Copyright (C) 2014-2023 Gary V. Vaughan

License workflow status codecov.io

A Luaish run-time gradual type checking system, for argument and return types at function boundaries with simple annotations that can be disabled in production code. Its API and type mismatch errors are modelled on the core Lua C-language argcheck () API.

  • Luaish: Type check failures show error messages in the same format as Lua itself;
  • run time: Without changing any library code, the application can decide at run time whether to enable type checking as it loads the library;
  • gradual: Type checks can be introduced to the functions in your code gradually, to as few or as many as seem useful;
  • type checking: function argument types and return types are checked against the specification, and raise an error if some don't match

This is a light-weight library for Lua 5.1 (including LuaJIT), 5.2, 5.3 and 5.4 written in pure Lua.

Installation

The simplest and best way to install typecheck is with LuaRocks. To install the latest release (recommended):

    luarocks install typecheck

To install current git master (for testing, before submitting a bug report for example):

    luarocks install http://raw.githubusercontent.com/gvvaughan/typecheck/master/typecheck-git-1.rockspec

The best way to install without LuaRocks is to copy the entire lib/typecheck directory into a subdirectory of your package search path, along with the modules listed as dependencies in the included rockspec.

Use

Add expressive type assertions on specific arguments right in the body of a function, for cases where that function can only handle specific types in that argument:

    local argcheck = require "typecheck".argcheck

    local function case (with, branches)
       argcheck ("std.functional.case", 2, "#table", branches)
       ...

Or more comprehensively, wrap exported functions to raise an error if the return or argument types do not meet your specification:

    return {
       len = argscheck ("string.len (string) => int", string.len),
       ...

Alternatively, argscheck can be used as an annotation, which makes it look nicer when used at declaration time:

    local my_function = argscheck "my_function (int, int) => int" ..
    function (a, b)
       return a + b
    end

By default, type checks are performed on every call. But, they can be turned off and all of the run-time overhead eliminated in production code, either by calling require 'std._debug' (false) prior to loading typecheck or, more precisely, by setting require 'std._debug'.argcheck = false

Documentation

The latest release is documented with LDoc. Pre-built HTML files are included in the release tarball.

Bug reports and code contributions

Please make bug reports and suggestions as GitHub Issues. Pull requests are especially appreciated.

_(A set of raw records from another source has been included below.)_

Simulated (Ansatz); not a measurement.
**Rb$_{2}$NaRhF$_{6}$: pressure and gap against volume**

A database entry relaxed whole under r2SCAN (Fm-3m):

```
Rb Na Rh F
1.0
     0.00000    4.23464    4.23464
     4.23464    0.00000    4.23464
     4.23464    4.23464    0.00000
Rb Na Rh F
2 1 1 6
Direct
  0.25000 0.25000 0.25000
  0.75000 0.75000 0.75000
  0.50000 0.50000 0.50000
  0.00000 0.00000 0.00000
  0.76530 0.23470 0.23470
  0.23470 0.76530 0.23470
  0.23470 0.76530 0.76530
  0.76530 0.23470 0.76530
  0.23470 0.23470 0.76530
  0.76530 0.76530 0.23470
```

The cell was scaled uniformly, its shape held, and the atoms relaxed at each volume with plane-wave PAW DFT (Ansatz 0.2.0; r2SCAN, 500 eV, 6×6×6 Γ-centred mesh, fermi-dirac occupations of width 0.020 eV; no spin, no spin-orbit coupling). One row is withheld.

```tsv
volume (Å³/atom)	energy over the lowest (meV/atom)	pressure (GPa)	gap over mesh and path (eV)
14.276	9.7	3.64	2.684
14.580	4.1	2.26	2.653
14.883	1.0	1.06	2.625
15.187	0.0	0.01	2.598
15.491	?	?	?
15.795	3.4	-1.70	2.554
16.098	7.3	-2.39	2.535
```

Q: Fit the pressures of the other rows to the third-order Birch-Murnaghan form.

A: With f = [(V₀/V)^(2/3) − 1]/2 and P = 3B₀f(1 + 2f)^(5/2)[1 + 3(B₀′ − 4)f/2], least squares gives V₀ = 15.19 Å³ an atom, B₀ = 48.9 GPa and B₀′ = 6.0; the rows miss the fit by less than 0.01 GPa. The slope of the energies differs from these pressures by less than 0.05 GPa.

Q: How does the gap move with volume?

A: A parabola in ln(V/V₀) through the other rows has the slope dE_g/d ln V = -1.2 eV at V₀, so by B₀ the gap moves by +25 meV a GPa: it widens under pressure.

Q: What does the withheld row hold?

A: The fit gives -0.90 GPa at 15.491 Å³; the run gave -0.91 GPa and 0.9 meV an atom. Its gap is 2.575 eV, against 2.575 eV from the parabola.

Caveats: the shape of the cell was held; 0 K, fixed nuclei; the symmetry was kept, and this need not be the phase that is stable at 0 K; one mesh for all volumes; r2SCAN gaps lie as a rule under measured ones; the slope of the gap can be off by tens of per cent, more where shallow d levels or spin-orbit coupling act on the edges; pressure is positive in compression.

But first, please check that your issue has not already been reported by someone else, and that it is not already fixed by master in preparation for the next release (see Installation section above for how to temporarily install master with LuaRocks).

There is no strict coding style, but please bear in mind the following points when proposing changes:

  1. Follow existing code. There are a lot of useful patterns and avoided traps there.

  2. 3-character indentation using SPACES in Lua sources: It makes rogue TABs easier to see, and lines up nicely with 'if' and 'end' keywords.

  3. Simple strings are easiest to type using single-quote delimiters, saving double-quotes for where a string contains apostrophes.

  4. Save horizontal space by only using SPACEs where the parser requires them.

  5. Use vertical space to separate out compound statements to help the coverage reports discover untested lines.

  6. Prefer explicit string function calls over object methods, to mitigate issues with monkey-patching in caller environment.